In a move that is set to catapult many new faces to the top echelons of the Congress, Rahul Gandhi is learnt to have decided to revert to the long-abandoned practice of electing members of the Congress Working Committee (CWC), the apex decision making body of the party.
The CWC will be reconstituted with elected members at the AICC Plenary that is likely to be held after the election of the Congress president in June or July.
If Congress follows through Rahul’s decision, it would mark the biggest reform in the party in two decades. Rahul’s earlier attempts at democratizing the party have not turned out as hoped. The last CWC elections took place in 1997 when Sitaram Kesri was the party president. Before that, elections were held in 1992 after a gap of about two decades.
Sources said Rahul has “made up his mind” to bring elected members in the CWC to “empower” those with experience and grassroot support. There is rising chorus in the Congress for the party vice-president to take over the reins of the party. “It (Rahul’s elevation) is probable but Rahul has not revealed his mind on the issue yet,” a senior party functionary told HT.
As per the Congress constitution, 12 of the 25-member CWC have to be elected by the AICC, while others are appointed by party chief. Since Sonia took over the reins of the party in 1998, there have been no CWC elections.
However, Sonia has often listed difficulties she has been facing in constituting the CWC since 1998. “Nominating CWC is not an easy task. Somebody will complain that he has been left out and why the other was taken. Somewhere someone will be left out,” she had said at the AICC meeting in Delhi’s Talkatora stadium on November 2, 2010.
Although Rahul’s so-called experiments in democratization — through internal elections in the youth and student wings of the Congress — did not pay much electoral dividends, the young leader is said to be “determined” to “democratize all levels” of the organization.
The possible elections to the CWC are likely to be held at the next AICC session in March-April.
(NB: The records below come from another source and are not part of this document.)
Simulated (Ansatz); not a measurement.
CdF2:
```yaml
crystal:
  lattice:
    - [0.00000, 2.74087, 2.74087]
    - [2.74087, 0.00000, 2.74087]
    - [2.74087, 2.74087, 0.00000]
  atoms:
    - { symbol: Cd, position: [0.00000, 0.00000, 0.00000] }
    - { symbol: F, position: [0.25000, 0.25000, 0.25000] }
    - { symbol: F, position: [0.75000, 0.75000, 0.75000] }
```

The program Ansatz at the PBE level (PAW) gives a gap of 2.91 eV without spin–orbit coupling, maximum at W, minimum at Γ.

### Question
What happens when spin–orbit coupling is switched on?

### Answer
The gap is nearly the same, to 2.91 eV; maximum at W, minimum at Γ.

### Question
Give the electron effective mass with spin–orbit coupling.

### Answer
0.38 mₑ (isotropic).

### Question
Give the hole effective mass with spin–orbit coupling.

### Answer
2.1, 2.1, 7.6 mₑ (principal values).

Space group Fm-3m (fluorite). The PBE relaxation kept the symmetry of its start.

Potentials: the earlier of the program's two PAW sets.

As part of the revival plan, the party is mulling sweeping changes in its functioning and the constitution. Some of the suggestions that came up include amending the party constitution to incorporate 50% reservation for OBCs, SCs, STs and minorities in state and district committees. This includes 33% quota for women.
Reducing the tenure of office bearers from five to three years besides doing away with dual – active and primary – membership and holding block level organisational elections instead of booth level were some of the other proposals suggested by the senior leaders at last Tuesday’s CWC meeting.
A final decision on these issues would be taken only after consultations with party workers in states followed by ratification of the decisions at the AICC session.